By Mike Adeyemi
More Kwarans might be afflicted by hunger and malnutrition as food prices continue to spike amidst food’s inflation experienced in the country.
A market survey made by National Pilot indicated that a bag of beans now sells for as high as N100,000 also showed that on a monthly basis, prices of food items appear to be rising across Kwara markets.
For instance, the prices of beans have gone up over the last one month compared to previous months.
A bag of beans sold at N30,000 in early September now costs between N50,000 and N100,000 in October.
Our medium market survey across markets in the Ilorin metropolis, showed that the prices of beans have doubled in the past weeks.
At Ipata market, price of a big bag of beans, the ‘oloyin’ variety, ranges from N88,000 to N100,000, while ‘plastic rubber’ cost between N3,500 and N5,500.
Another beans variety, ‘drum’, cost between N80,000 and N95,000, while the ‘plastic rubber’ cost N3,000 or N3,500. A big bag of white beans cost between N50,000 and N60,000, while the ‘plastic rubber’ price could be N2,500 or N3,000.
The prices of other staple foods such as rice, yam, egg, garri, groundnut, and maize are also on the rise. Groundnut oil cost N27,000 for 50kg and N5,400 for 5kg.
A bag of rice cost N30,000 and N4,000 for ‘plastic rubber’. A bag of garri was priced at N16,000.
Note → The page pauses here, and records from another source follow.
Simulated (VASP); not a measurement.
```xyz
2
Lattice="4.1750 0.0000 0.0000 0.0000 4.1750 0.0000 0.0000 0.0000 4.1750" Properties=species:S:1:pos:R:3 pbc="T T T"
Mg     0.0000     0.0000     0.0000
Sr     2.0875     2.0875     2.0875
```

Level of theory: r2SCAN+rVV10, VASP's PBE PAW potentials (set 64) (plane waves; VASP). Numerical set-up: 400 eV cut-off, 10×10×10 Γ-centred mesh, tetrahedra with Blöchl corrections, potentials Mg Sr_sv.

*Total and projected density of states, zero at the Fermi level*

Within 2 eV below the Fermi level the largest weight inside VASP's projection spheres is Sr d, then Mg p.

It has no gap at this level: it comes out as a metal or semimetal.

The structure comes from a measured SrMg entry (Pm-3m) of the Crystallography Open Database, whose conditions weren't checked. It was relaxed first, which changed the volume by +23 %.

Speaking with our reporter, a trader, Fausat Kasim lamented that it is high time the government find lasting solution to price surge of commodities as traders are groaning.
“The paste of insecurity in the country we were told is the reason for incessant hike in the prices of food products as demand seems greater than available supply.
“But as things stand now, it has passed beyond what we can bear. The volatility of naira against dollar in the foreign exchange market also hit hard on price of goods, “she said.
Recall in August, food inflation rose to 21.03 per cent to the hike in local food items. The inflation growth and depreciation of the naira against the dollar have with pressure on the prices of commodities consumed by Nigerians, with prices of foods constantly.
The current realities are forcing many Kwara households further down the depth of hunger and malnutrition.
Worsening insecurity, especially in the North, is considered by many as the driver of the food crisis as many farmers fled from their farms out of fear for their lives as bandits, Boko Haram, and other criminals go on the rampage.